Can I Get Social Security Disability If I Am Already Receiving Social Security Retirement?
You cannot receive Social Security retirement benefits and disability benefits at the same time BUT if you are receiving EARLY Retirement benefits, then you can ALSO receive social security disability. The Social Security disability program provides benefits to those who are unable to work as a result of their conditions and who are too young to draw their own retirement. So in essence, Social Security disability insurance (SSDI) can be thought of as sort of a retirement benefit for those who are forced to retire early. If you begin collecting SSDI, the amount you are receiving monthly will be the same amount you will receive when you actually reach retirement age. All that happens when you reach retirement age is SSA will classify your monthly benefits as retirement benefits instead of disability benefits.
Early Retirement Exception
As stated above, you cannot collect full social security retirement benefits and social security disability at the same time. HOWEVER, if you are collecting only EARLY retirement (not full retirement yet), you can apply for social security disability as well. So when you reach the age of 62 (early retirement age), you can draw early retirement benefits. You can also file for social security disability as well. If approved for disability benefits, your monthly amount will be increased. The key factor is whether you were found disabled before you collected early retirement or found disabled after collecting early retirement.
Disabled before early retirement benefits start. If an individual drew early retirement benefits, which is typically less than what they would get at full retirement age, and then was approved for disability benefits, Social Security will pay the difference between the early retirement amount and the full disability amount for those months the individual was disabled. So if you began drawing early retirement in January of 2021 but social security finds you disabled back to January of 2020, SSA will back pay you the difference for those 12 months. So, if Social Security agreed that your disability started before you started to collect early retirement, Social Security would pay you the difference between your disability payment and your early retirement payment for those months that you received early retirement payments.

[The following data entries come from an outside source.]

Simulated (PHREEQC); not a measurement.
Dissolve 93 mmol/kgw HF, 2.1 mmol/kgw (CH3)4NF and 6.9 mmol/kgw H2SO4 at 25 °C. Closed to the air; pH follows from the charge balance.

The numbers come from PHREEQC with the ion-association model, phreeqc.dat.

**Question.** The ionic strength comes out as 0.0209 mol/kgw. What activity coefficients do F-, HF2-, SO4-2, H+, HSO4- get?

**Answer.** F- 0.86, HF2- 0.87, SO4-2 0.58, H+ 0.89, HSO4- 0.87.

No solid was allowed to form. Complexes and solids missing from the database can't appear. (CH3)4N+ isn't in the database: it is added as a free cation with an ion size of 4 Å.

You would also get the benefit of the disability 'freeze', which means that your lack of income due to being disabled will not be counted when calculating your Social Security retirement payment from your earnings record.
Disabled after early retirement benefits start. On the flip side, if you collected early retirement benefits BEFORE Social Security deems you disabled, Social Security will not pay you the difference between your disability payment and the early retirement payment. You would just continue to receive early retirement benefits which is generally less than what you would get had you been approved for disability prior to you collecting early retirement. So, for example, if you began drawing early retirement in January 2021, and SSA were to find you disabled as of May 2021, since disability began AFTER you drew early retirement, SSA will not pay you the difference and you would continue to receive benefits at the same rate. Essentially, you would continue to receive early retirement payments at the early retirement rate for the rest of your life.
Should I Draw Early Retirement Then?
Yes. Disability benefits can take up to 2 years before an individual is approved. You may have to go through multiple appeals and a hearing before a Judge before getting approved. Early retirement does not work that way. The moment you turn age 62, you can file for early retirement and draw early retirement immediately. So in order to avoid having to wait for disability to be approved, its best to draw early retirement to fill the gap as you do not want to be without income. Its always best to consult with an attorney and seek their assistance as they can help prepare your case to give you the best possible chance of getting approved for disability.